By Yange Ikyaa
A recent deal between Nigeria and Japan will see one of Nigeria’s most important energy hubs benefit from a $27.29-billion investment for the development of an important oil and gas project.
The project, which is said to be located in Escravos at Gbaramatu Island/Omadino in Warri South-West Local Government Area of Delta State, is a development project to be implemented through a Joint Venture Partnership (JVP) with an indigenous Nigerian company, Mercury Maritime Concession Company Limited (MMCC).

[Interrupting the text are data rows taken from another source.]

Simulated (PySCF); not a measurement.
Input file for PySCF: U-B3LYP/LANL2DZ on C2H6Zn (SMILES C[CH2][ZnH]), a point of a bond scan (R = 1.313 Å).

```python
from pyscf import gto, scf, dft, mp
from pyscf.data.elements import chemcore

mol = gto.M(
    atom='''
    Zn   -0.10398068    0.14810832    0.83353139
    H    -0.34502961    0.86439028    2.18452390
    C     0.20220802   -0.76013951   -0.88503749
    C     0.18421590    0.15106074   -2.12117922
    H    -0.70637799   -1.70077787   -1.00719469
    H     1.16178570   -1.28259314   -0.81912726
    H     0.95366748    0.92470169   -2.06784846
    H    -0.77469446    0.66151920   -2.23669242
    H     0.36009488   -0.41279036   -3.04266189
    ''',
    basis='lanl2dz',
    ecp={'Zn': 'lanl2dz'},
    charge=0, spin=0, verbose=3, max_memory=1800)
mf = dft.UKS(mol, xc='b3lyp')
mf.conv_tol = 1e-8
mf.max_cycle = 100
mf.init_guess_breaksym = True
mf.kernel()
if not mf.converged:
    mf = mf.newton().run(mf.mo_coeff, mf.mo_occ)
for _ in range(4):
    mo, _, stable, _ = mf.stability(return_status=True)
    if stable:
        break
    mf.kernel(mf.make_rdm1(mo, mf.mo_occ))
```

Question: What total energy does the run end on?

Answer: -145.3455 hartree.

Valuechain learnt that EDIB International Limited, a high net worth company from Hong Kong, has expressed its willingness to provide the funds needed for the development of the $27.29-billion project, which is known as the Escravos Seaport Industrial Complex (ESIC). This was disclosed by the Chairman of EDIB International Limited, Chief Kwame Springer, through their consultants, Blue Dot Wealth Limited, headed by Mr. Alexander Takpi-Young. The deal indicates that EDIB International Limited is seeking government security regarding its intended $27.29 billion funding of the ESIC project.
The security being requested by EDIB is said to be as a result of the 50-year concession deal to Build, Oerate and Transfer (BOOT) the ESIC deep seaport project. In this regard, EDIB International Limited is requesting that the Federal Government of Nigeria (FGN) and the Local Government provide written confirmation of the Free Trade Zone (FTZ) in the country to provide security and confirmation of the project to be financed by EDIB International Limited.
On the part of the Federal Government of Nigeria, EDIB has demanded that the financier’s $27.29 billion investment is returned with profit, and the concession deal term is to be increased to 99 years for the ESIC project to secure funding from EDIB International Limited.
However, it is intended that under the ESIC project deal, the ownership of ESIC Deep Seaport sub–project of ESIC will revert to the Federal Government of Nigeria at the expiration of the 99-year concession period to be granted to MMCC.
Rear Admiral Andrew Omaolo Okoja (rtd) of MMCC stated that the decision by EDIB International to finance the ESIC project is consequent upon the November 2020 provisional approval granted by the Nigerian Federal Ministry of Transportation to MMCC to develop the ESIC project, in addition to the reviewed confirmation letter of August 2023 by the same Ministry.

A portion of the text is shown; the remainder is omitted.